In the heart of Colombo, the National Vesak Festival, Buddha Rashmi Pooja sets the tone for the grandest of celebrations with a weeklong programme carefully curated by the Gangaramaya Temple. At night on May 21 a simple ceremony at the brightly decorated Seema Malaka will see the lights come on and continue to dazzle till May 25, 2016.
This time sacred relics including the relics found during excavations of the ancient Neelagiri Stupa in the Eastern Province will be displayed for public viewing at Temple Trees. The Prime Minister himself is in discussions to have the Buddha’s sacred relics flown in to the country for the exposition.
“Buddha Rashmi Pooja is a national festival that brings everyone together. A hallmark of the event is the participation of people from different ethnicities and religious beliefs,” says Ven Kirinde Assaji Thero of the Gangaramaya Temple, which started organising the event at a time when Colombo saw a rapid decline in Buddhist tradition due to terrorism. Buddha Rashmi Pooja was in fact a brain child of the Chief Incumbent the temple, Ven Galaboda Gnanissara thero.
Renowned for a culture of great workmanship and creativity passed down from ancient times, Sri Lanka has a unique selection of decoration associated with Vesak, all focusing on illumination. The commonest form of Vesak lantern is the ‘bucket’, which is a bucket-shaped paper lamp with a candle stuck at its bottom.
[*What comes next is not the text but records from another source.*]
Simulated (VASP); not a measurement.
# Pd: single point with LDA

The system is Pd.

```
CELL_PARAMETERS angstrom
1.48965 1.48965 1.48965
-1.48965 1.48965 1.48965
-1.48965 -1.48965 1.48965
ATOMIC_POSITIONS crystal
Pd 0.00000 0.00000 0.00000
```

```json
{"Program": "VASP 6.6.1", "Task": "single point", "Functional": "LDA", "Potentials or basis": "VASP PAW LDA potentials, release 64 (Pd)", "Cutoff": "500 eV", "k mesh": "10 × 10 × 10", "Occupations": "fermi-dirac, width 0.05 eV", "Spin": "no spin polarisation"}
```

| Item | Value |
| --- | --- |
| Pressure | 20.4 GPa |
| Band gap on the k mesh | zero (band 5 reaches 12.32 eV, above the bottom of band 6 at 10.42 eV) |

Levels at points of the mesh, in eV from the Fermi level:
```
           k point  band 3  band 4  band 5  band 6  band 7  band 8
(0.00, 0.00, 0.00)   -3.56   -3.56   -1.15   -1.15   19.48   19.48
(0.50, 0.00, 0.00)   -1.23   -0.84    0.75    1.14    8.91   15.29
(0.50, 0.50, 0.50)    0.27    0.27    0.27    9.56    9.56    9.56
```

Lantern competitions adorn the sidewalks of Colombo and the suburbs, illuminated electrically, the painstaking labour of a single man or teams of youngsters to create the most convincing lantern depicting a milestone in Buddha’s life. Alluring prizes will honour the best creations. As Buddhists across the world celebrate Vesak in their own unique way, the Embassies and High Commissions of countries such as India, Cambodia and Thailand that
celebrate Vesak are having a special display with their own customary Vesak decorations.
Along the Beira Lake, three large platforms will showcase cultural performances. Decorative hoardings known as ‘Thorana’ are structures erected at important sites. Reffered to in English as a Pandol, they are facades
of paintings depicting the life of Buddha, illustrating accounts from his many lives. Often professional commentators describe in verse the scenes or stories depicted from dusk to dawn.
Another exciting part of Buddha Rashmi Pooja are the dansal. The practice of giving is a cardinal virtue in Buddhism. It is connected with the idea of ‘renunciation’, of giving up worldly possessions in order to gradually eliminate ‘craving’, the root cause of suffering according to Buddhist teaching.
School children,various government and private establishments have their own Bakthi Geetha chorales dressed in white, singing songs of veneration on stage, at special recitals or travelling from one place to another, much to the delight of the audience. The Navy choral will sing off an elaborate barge afloat on the Beira Lake.
Thus, the festival of Vesak provides the opportunity for Buddhists in Sri Lanka to give creative expression to their religious and cultural ideals though a gamut of traditional activities. It is an important national event that strengthens faith and reaffirms commitment to the principles of kindness, peace and tolerance.